IMO 1 is probably too strict and frustrating, especially before stageless. 2 is, in theory, in keeping with the spirit of deliberate ambiguities, but very chaotic.

Both 3 and 4 have the nice property of clustering exclusive systems together automatically, which should be good for performance. My intuition is that 3 is a better default than 4: IME exclusive systems tend to be used for taking snapshots of state.

We could formalize this notion with a asap and alap system configuration tool, which would probably be quite useful in general, and allow overriding to the opposite case as desired. This would allow users to resolve all ambiguities for a given system in a single line (except between other ASAP systems).

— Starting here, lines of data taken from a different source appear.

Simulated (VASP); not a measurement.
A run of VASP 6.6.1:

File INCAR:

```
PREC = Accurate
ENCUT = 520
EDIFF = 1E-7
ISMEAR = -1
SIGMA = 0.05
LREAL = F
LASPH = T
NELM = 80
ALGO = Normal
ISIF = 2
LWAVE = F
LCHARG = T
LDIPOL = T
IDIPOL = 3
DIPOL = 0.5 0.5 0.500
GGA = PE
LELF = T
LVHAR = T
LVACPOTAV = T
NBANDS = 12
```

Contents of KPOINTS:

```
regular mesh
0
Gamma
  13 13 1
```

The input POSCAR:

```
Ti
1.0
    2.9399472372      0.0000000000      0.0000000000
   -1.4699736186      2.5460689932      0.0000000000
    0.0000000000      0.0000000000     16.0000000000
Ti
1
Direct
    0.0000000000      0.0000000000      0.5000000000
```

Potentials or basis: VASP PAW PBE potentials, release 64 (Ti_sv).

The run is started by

EDIT: With these tools, I would actually be okay with 1.

alice-i-cecile avatar Mar 10 '22 16:03 alice-i-cecile

I was talking about the actual implementation. You can see where I've updated the system params to add the proper component access. I just haven't ripped out the special-casing in SystemStage yet.

Also, I didn't understand what you were saying here.

otherwise we massively lose perf because we'd have to effectively rebuild the graph every dispatch

If you meant "now we have to tell users to be careful about where they put exclusive systems or they risk needlessly throwing away parallelism", then yeah, but there's no need for us to rebuild the graph. (edit: I see, you meant registering new archetypes and updating the archetype component access bitsets.)

Systems with &mut World now have component and archetype component access that reflect their exclusivity. They can and will be topsorted like any other system. But yes, when the order between an exclusive system and others is ambiguous, when it runs can vary a lot given the executor is greedy (topsort order still gives priority).

IMO 1 is probably too strict and frustrating, especially before stageless. 2 is, in theory, in keeping with the spirit of deliberate ambiguities, but very chaotic.

IMO, 1 is the only acceptable option. We can reduce the noise and jargon in the ambiguity warnings separately.

maniwani avatar Mar 10 '22 16:03 maniwani

Right, because otherwise we're spinning our wheels constantly checking a condition (can this exclusive system run) that will never be met.

No, that's not it. Exclusive systems can change archetypes, which invalidates parallel systems' cached scheduling data, requiring a rebuild. Moving a parallel system between blocks separated by hard sync points does the same, because said cached data is a bunch of tight and bespoke bitsets build for and around that specific block. It's needed to boil down the absolutely unavoidable "can this run" checks to a single bitset comparison.

Ratysz avatar Mar 10 '22 16:03 Ratysz

Exclusive systems can change archetypes, which invalidates parallel systems' cached scheduling data, requiring a rebuild.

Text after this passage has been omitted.